All eyes were on Parliament yesterday as Public Enterprises Minister Pravin Gordhan appeared before the standing committee on public accounts (Scopa) to discuss former Eskom CEO André de Ruyter’s disclosures. Picture: Leon Lestrade. African News Agency (ANA)

All eyes were on Parliament yesterday as Public Enterprises Minister Pravin Gordhan appeared before the standing committee on public accounts (Scopa) to discuss former Eskom CEO André de Ruyter’s disclosures. Picture: Leon Lestrade. African News Agency (ANA)

Published May 18, 2023


Public Enterprises Minister Pravin Gordhan has vowed that his department will launch an investigation into the role of former Eskom board member Busi Mavuso in an intelligence-driven investigation of the power utility while she was a board member.

Mavuso, who is the CEO of Business Leadership South Africa (BLSA), pumped R18 million of her organisation’s coffers into a controversial R50m investigation dubbed ‘Project Ostrich’.

The clandestine probe was conducted early last year by George Fivaz Forensic and Risk (GFFR), a firm owned by former police commissioner George Fivaz, at the behest of former Eskom CEO André de Ruyter without the board’s approval.

It is on this report that De Ruyter based his allegations during a TV interview in February that criminal syndicates were siphoning at least R1 billion a month from Eskom with the help of senior ANC Cabinet members and some politicians.

Appearing before the standing committee on public accounts (Scopa) in Parliament yesterday, Gordhan was pressed on what the Department of Public Enterprises (DPE) was doing to protect Eskom’s interests against the allegations.

Busi Mavuso, the chief executive of Business Leadership South Africa, is now under scrutiny. Photo: Supplied

Scopa chairperson Mkhuleko Hlengwa said the fact that this report was not in possession of the Eskom board nor the DPE was “a threat and a risk to national security”.

Hlengwa told Gordhan that an investigation into how this report came about must take priority and that the report must be found and be handed over to relevant authorities.

He said Parliament also needed to understand how private funding had been used to conduct intelligence gathering around a state-owned enterprise and who the report implicated, or it would be a dereliction of duty to not investigate.

“I do feel that it is of particular importance, on the part of the department as the shareholder representative, and Eskom to investigate the circumstances of this forensic intelligence report,” Hlengwa said.

“It touched a key strategic space, which is Eskom. What did they do with that information? Does it concretise State Capture version 2? Does it fall into the hands of private donors and private interests who have now got an insight into Eskom because information has been sought?

“I fundamentally believe that the existence of this report is a threat and a risk to national security. This is state information in the hands of unvetted people, in the hands of private interests.

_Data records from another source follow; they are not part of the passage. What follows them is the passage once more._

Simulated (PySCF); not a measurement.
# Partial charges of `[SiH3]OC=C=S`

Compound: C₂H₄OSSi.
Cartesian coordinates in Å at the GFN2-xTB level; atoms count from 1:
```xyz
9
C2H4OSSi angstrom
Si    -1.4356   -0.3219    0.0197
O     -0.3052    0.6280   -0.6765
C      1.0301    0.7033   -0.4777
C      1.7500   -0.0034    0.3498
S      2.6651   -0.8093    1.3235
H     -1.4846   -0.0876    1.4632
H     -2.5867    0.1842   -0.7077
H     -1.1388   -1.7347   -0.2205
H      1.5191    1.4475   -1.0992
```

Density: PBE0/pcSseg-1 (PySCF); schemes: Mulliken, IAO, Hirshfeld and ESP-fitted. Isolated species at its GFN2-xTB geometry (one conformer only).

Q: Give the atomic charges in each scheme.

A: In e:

“You can’t have board members running a private operation (at Eskom). It’s in breach of fiduciary responsibility. And they must be investigated about their own competency of being directors.”

Gordhan concurred with Hlengwa, saying that they would investigate everything around this intelligence-driven exercise because there might also be “several reports” instead of a single report.

“I agree with your concerns. We have to disentangle this web, and what are the implications for any conflict of interest and for fiduciary responsibility,” Gordhan said.

“We are going to need a bit of time, but I can give you the assurance that that will be pursued. Because we need to disentangle that and see what its implications are.”

Two weeks ago, Mavuso defended the BLSA’s decision to fund this controversial report, saying that De Ruyter’s need for donations to fund the probe aligned with their belief of helping to end the electricity crisis and supporting institutions of law and order.

Mavuso was not immediately available yesterday to comment whether she would co-operate with the investigation as she was in private meetings.

Hlengwa and Mavuso have a very interesting relationship as they had a public fallout in April last year following their clash when Mavuso absolved the board and De Ruyter for Eskom’s failures, saying it was the ANC-government that had “messed up” the power utility.

Although Hlengwa apologised a few days after their fallout, yesterday he connected the dots as to why Mavuso had defended De Ruyter during the Scopa’s oversight meeting at Eskom’s headquarters last year.

“That public spat and ‘Andre will not be the fall guy now makes sense’,” he said.

Meanwhile, Gordhan vehemently denied allegations that he had urged De Ruyter to conduct such an intelligence-driven operation at Eskom or that he had informed him about it in detail.

“As far as the so-called De Ruyter project is concerned, he did not discuss the project with me at any length. He merely told me in passing,” Gordhan said.

“He was operating on his free will, so to speak, on this project and of course, at the same time it seems he was writing a book as well, other than focusing on his job of keeping power stations going and providing electricity.”